Comcastic, Rhymes with Bombastic
COMCAST-ING ASPERSIONS
Fuck Comcast Cablevision, those greedy capitalistic corporate whore-mongers who put the COM in imCOMpetent.
"I'm a Big Boy, Johnny!"
Apparently all the obscene profits Comcast makes by overcharging subscribers for poor reception and execrable service go into feeding spielsperson Cal Ripken, Jr., who is starting to look more and more like Swedish wrestler/cult movie star Tor Johnson (Plan 9 From Outer Space, The Beast of Yucca Flats); no wonder Cal didn't miss playing ball for 2,131 games - it kept him in shape! Cal hawks the Comcast "Triple Play" of cable TV, Internet access and phone service; meanwhile, Comcast can't even get one thing right, like basic cable service, while it beats its chest boasting of its ambitious Triple Play prowess. I think "Triple Play" stands for - in the words Comsumerist.com blogger Ben Popken - "rude customer service, error-ridden billing, and botched cable installations."
Cal and Tor: Separated At Girth?
I made the mistake of upgrading to Digital Cable with the Sports Pack simply to get the Fox Soccer Channel (with BBC America and the Tennis Channel thrown in for good measure, which sounded good to me). The upgrade was only $12 more a month, so I bit the bait.
I should have known better and realized that less is more. After all, I only watched two of the plethora of channels on Basic Cable anyway - MSNBC for Countdown with Keith Olbermann and Turner Classic Movies for all those great (and sometimes rare) commercial-free movies.
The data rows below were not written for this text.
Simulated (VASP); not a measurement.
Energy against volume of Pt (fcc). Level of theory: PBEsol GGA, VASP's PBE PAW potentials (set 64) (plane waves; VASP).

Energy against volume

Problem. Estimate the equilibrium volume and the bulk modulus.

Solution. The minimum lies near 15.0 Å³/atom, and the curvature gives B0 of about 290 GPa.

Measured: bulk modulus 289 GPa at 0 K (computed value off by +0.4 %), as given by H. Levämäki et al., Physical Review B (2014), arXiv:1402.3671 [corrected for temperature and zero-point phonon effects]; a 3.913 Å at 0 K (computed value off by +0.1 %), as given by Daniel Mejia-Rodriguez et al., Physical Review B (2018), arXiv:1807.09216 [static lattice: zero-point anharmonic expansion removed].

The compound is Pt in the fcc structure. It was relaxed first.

But now, 48 hours later, I still have no Digital Cable channels and, what's more, actually lost at least a dozen Basic Cable channels, including my beloved MSNBC! I should have seen it coming. To install my digital box, Comcast sent two subcontractors who talked like hosers Bob and Doug MacKenzie of The Great White North. Nice guys who worked their asses off to accommodate me, for sure, but Comcast put them through some unnecessary hoops.
First, Comcast had me signed up for HBO, necessitating the McKenzie brothers to climb the telephone pole and disconnect that scheduling snafu. Then, when my Digital Channels weren't coming through, the home office had them rewire my entire cable connection, laying down new cable. They were there for almost three hours and now 48 hours later, still nada on the Digital Cable Front. I'm through with these ninCOMpoops.
When not feeding Cal Jr., Comcast spends the remainder of its dough on all those "It's Comcastic" TV commercials. Well I have a great new commercial for Satellite TV - just film Comcast technicians trying to install digital service!
1 Comments:
Uh, actually, Cal's looking more like Divine sans drag!